To avoid starvation: if T1 wants an S lock and T2 currently has one on that object, but T3 is waiting (say because it wants an X lock), we make T1 also wait, even though the locks would be compatible.
Since we don’t have an ability to interrupt a running thread (a limitation of Python), a waiting transaction wakes up periodically and checks whether it needs to be aborted. Currently, the hasBeenAborted will never return true, since no one sets that — your deadlock detection code needs to set that by calling singleAbortTransaction() on an appropriate transaction.
class LogManager: This should be relatively straightforward. The transactions create log records (see below). revertChanges undoes a transaction in case of aborts. You can use Transaction4 to test this.
class TransactionManager: manages the currently running transactions, basically doing some bookkeeping.
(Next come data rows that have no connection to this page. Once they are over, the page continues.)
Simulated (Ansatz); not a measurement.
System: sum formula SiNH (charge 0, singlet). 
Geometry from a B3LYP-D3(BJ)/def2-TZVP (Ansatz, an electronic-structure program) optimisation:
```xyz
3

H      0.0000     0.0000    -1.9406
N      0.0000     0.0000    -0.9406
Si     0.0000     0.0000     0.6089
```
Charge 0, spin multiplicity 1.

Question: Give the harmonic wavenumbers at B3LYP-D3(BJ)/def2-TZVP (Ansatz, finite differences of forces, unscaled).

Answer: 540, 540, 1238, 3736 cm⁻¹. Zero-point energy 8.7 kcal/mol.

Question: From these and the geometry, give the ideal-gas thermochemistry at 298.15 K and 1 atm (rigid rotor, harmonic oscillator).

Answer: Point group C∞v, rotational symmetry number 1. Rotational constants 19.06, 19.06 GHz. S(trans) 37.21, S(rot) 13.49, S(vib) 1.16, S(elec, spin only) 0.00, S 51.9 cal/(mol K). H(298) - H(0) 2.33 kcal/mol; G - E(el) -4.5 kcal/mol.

class TransactionState: This class encapsulates some of the basic functionality of transactions, including some helper functions to create log records, keeping track of
what locks the transaction currently holds, etc.
testing.py
This contains some code for testing. You should be able to run: python testing.py to get started. Note that the first time you run it, it will create the
two files relation1 and logfile, but after you kill it, the logfile will be inconsistent (we never write out CHECKPOINT
records in normal course). So the second time you run it, it will error out since the restartRecovery code is not implemented. So if you want to work on the other
two tasks, you should remove those two files every time.
Currently the only way to stop testing.py is through killing it through Ctrl-C. If that doesn’t work, try stopping it (Ctrl-Z), and then killing it using kill %.
Your Task
Your task is to finish a few of the unfinished pieces in the two files (1 point for the first one, and 2 points each for the latter two).
Implementing IX Locks in transactions.py: Currently the code supports S, X, and IS locks. So if a transaction needs to lock a tuple in the X mode, the entire relation
is locked. This
is of course not ideal and we would prefer to use IX locks (on the relation) to speed up concurrency. The code for this will largely mirror the code for IS. You will
have to change the getXLockTuple() function and also the compatibility_list appropriately.
Function detectDeadlocksAndChooseTransactionsToAbort() in transactions.py: The deadlock detection code is called once every few seconds. You should analyze the waits-for graph and figure out
if there are any deadlocks and decide which transactions to abort to resolve it. This function only needs to decide which transactions to kill — our
code handles the actual abort (see detectDeadlocks()).
Function restartRecovery() in transaction.py: This function is called if the log file indicates an inconsistecy (specifically if the logfile does not end with an empty CHECKPOINT record). If that’s the case, then you must analyze the logfile and do a recovery on that.
Submission
Submit your modified transactions.py file here. We will test your functionality in a (partially) automated fashion, using a set of test cases.
You shouldn’t need to change anything in disk_relations.py. If you see any need for that, let us know and we can modify and commit changes to that file
if we decide that is needed.